Seven lessons on the creative life
19 September 2025
Sally Mann’s career as a photographer has spanned decades and bought her worldwide renown. Her new book Art Work is a memoir, but also a down-to-earth manifesto on how to create whilst also living a life
19 September 2025
How do you make something worth looking at? How do you hone a technical skill that allows you to make a physical object that is, at least partly, what you saw in your imagination? And how do you continue to do this day-in, day-out while the bills pile up on the table, the children shout for your attention, the dog needs to go to the vets and everybody needs to eat?
Sally Mann, now 74, has been living these questions, or variations of them, since she was 19. At 19 she decided she would marry Larry Mann and she would become a photographer. She has now been married for 55 years and her large format black-and-white prints have been shown across the world, attracting both praise and controversy. She is also a Guggenheim Fellow, a member of the International Photography Hall of Fame and was named ‘America’s best photographer’ by Time magazine in 2001.
Her latest book Art Work: On The Creative Life uses memory and extracts from letters and diaries to show how she made art, a career and a life. But Mann has also reached the age where she feels okay about passing on some wisdom and Art Work is, as she puts it, “a book about how to get shit done”. It is funny, revealing and, for those of us engaged in any kind of creative practice, a well-intentioned shove. Here are just seven of the many lessons you will find throughout.
- There is luck, of sorts
Luck can be simply about when and where you are born, says Mann. Or there’s the manufactured luck of choosing to go to an art school in a major city and make connections. Sometimes there are even moments of “pure palm-to-forehead” fortune. But not often. “There is a time in most lives, and it varies in duration, when you expect the world will shower upon you the lucky blessings to which you have a perfect right,” says Mann. “The sooner the day comes when you realise this is not how it’s going to go, the better off you’ll be.”
2. Many things can hold you back and one of them is you
“The ‘debris that holds me back’ has taken many forms, as I’m sure it has in every artist’s life. It can be our day jobs, our poverty, our wastrel siblings, our shithole apartment, the rotgut wine we drink too much of, the broke-down, half-assed car, our lying son-of-a-bitch former best friend… but we would never admit that what actually holds us back is that we just pain waste half of our life not making art but doing dumb things too embarrassing to repeat.”
3. Adapt your work to your life
Mann raised three children, but was determined to continue making pictures whilst they were small. “I had a playpen and a bassinet set up in the darkroom and don’t give me grief about my inadequate air-handling system”, she says. She asked friends to come to her house to model and, when no friends were available, took pictures of her children instead. This practical move, photographing her children as they posed and played and ran wild, would result in some of her best-known work and collected in the photobook Immediate Family.

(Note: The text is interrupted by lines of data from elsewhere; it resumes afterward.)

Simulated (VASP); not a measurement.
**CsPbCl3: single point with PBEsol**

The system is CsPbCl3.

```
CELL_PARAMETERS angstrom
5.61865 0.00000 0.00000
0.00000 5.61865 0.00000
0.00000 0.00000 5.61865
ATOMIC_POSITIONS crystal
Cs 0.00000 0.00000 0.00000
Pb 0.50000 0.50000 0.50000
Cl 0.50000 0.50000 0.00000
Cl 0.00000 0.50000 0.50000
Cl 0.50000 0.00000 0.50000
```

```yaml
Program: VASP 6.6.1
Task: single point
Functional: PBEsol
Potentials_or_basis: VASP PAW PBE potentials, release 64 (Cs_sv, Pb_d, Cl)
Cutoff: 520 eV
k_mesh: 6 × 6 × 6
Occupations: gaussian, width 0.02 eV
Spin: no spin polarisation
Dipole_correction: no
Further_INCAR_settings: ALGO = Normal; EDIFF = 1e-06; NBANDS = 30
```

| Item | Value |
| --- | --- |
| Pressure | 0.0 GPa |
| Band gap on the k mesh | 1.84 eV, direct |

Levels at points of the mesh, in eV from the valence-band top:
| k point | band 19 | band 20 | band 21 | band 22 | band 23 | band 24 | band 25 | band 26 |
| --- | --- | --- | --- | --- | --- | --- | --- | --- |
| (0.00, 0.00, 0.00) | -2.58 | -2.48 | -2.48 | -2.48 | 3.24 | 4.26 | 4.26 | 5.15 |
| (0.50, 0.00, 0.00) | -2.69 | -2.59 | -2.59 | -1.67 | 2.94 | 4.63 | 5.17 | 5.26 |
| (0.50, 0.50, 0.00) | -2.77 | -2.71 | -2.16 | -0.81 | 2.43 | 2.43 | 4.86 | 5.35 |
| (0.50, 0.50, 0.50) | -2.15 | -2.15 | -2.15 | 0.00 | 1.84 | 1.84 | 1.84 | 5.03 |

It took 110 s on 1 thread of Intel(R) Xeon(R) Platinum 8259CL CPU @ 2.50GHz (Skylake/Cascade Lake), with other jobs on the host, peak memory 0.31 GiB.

Sally Mann's latest book Art Work: On The Creative Life
4. On distraction…
“It is hard for me to imagine Tolstoy cleaning out the chicken coop and yet I know he must have had those kinds of quotidian distractions and obligations,” says Mann. “Luckily for him, he didn’t have to refresh the New York Times app to be given the gruesome geopolitical news, or obsessively maintain his social media presence, like just about everybody does now.” Chores and appointments and forgotten shopping items are all distractions. Is it possible, asks Mann, that this is what life actually is? That these distractions, this holding-it-together, “might actually refresh and enrich the creative mind in some inexplicable and necessary way?”
5. Learn your craft, but allow for brilliance
Sally Mann is quite happy to laugh at the pictures she took as a very young woman and the pompous terms she described them with. But she does see them as part of a process, a striving after technique in its many forms. She has spent hours with cameras and lenses and learning new darkroom processes. For her, art, creation, is more than just vision. “Learn your craft,” she says. “You learn it like we learned typing or baking a soufflé or driving a back-hoe. It’s not everything, of course. The poet Charles Wright summed it up this way: “Pure technique is the spider’s web without the spider - it glitters and catches but doesn’t kill”. Your technique will be invisible if your art is good enough, if it kills. If it doesn’t, if it’s all glitter, technique is all you’ll see.”
6. We have a responsibility to the world
“I know you’re a creative soul and - like me - your tolerance for, say, three-hour committee meetings is probably pretty low, but the situation is dire and if not us, who? Activism is not antithetical to the practice of your art… Ethical and existential issues, moral right and wrong, global turmoil in myriad forms, all operate on a scale of values that is not entirely dissimilar from those you may encounter in your creative life, despite the general misconception that art occupies some rarified element.”
7. A final word…
“Embrace without irony the concepts of beauty, hope, joy, honesty and, always, affection. Leave your fearless trace, dove sta memoria, because beauty matters. As an artist, you are a sensitive filament picking up unique frequencies and making the work they evoke. And, if you are lucky, when that work is released, it will find untingled nerve endings out there in the world and lustily tingle them, manifesting indelible truths in which someone will one day find beauty. That is our job.”